While in Nova Scotia last month, I quilted three of my mother's photographs; "Plum Blossom" is the third of them. Here's what the final result looks like.
Here's a shot of a framed print of the same image hanging in a very angle-y room. I especially like this image with the silver frame ...
The materials that I began with for this quilt were very simple: a yard worth of the printed image, a yard and a quarter of a striated yellow fabric, and some matching thread in a variegated yellow, a taupe, and a white (I'd have to buy more white thread by the end of it as I decided to quilt the background with white instead of my originally planned yellow).
Here is the image printed on fabric (with the photographer's permission).
And here's the lovely yellow striated fabric that I found at Avonport Discount Fabric Centre in Avonport, Nova Scotia.
On a previous quilt ("Autumn Moss"), I had been playing around with using extra layers of batting behind the strongest elements to create an enhanced 3D effect. As such, I used two extra layers behind each of the most prominent bubbles in this quilt to do it again, but instead of quilting the layers together, I just quilted small lines into each bubble to secure the batting to the top fabric.
I cut away the extra double-layer of batting.
And once the overall backing batting and backing fabric were in place, I secured the bubbles to those layers by quilting a single line around the very edge of each of the puffy bubbles. Success!
I decided to use the yellow thread for every backing stitch on this quilt, and made up five bobbins to start ...
By the way, if you are interested in quilting your own yard-size images, check out this pre-cut 100% cotton batting. It was cheaper ($8 Canadian) for me to buy the batting at this pre-packaged size than it was to buy it off the roll, it was less messy, and to get the crease-lines out of the batting, I just threw it in the dryer for ten minutes. I ended up buying four bags of it for future projects because of the ease of it.
I stitched all the stems of the plum blossom with a light taupe thread. I find that if I don't provide myself with some visual start and stop guidelines when I'm quilting these photographs, that I get distracted by all the lines when at a close scale, and as such, I use pins to keep track of things.
Here's what the stems looked like when I was done (I had already started filling in the white spaces when I took this photograph, but you can see the effect that the straight lines provided against the more organic swirly design between them).

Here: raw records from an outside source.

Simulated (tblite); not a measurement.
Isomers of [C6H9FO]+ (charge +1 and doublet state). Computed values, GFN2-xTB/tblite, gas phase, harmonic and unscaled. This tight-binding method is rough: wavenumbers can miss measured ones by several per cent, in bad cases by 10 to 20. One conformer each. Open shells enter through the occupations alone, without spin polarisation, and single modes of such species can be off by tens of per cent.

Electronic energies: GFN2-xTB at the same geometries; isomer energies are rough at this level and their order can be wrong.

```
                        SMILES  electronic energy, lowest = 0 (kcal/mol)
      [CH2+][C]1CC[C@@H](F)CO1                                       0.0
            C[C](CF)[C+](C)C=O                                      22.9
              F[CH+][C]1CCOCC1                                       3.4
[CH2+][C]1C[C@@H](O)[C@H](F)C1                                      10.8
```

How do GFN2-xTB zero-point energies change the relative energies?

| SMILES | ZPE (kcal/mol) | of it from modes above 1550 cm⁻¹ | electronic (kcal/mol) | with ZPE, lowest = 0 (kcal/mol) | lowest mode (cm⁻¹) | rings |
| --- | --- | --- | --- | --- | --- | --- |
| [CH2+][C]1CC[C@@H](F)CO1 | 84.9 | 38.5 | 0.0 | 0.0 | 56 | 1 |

I'm new at this quilting thing, and don't know the "proper" names for anything, but as it turns out, this is called stippling, and I adore doing it. It feels like an absolutely natural motion to me and I could do it for hours—oh wait, I did!
I decided to use a yellow binding for this quilt that matched the yellow of the front of the quilt, and that made the back a single color/colour, and I have received many positive comments about the choice regarding how it matches both the front and back, but as I mentioned above, I very much prefer the silver frame around the paper-printed image. I may yet pull this binding off and put on a new one ...
Here's what the final quilt looks like, front and back.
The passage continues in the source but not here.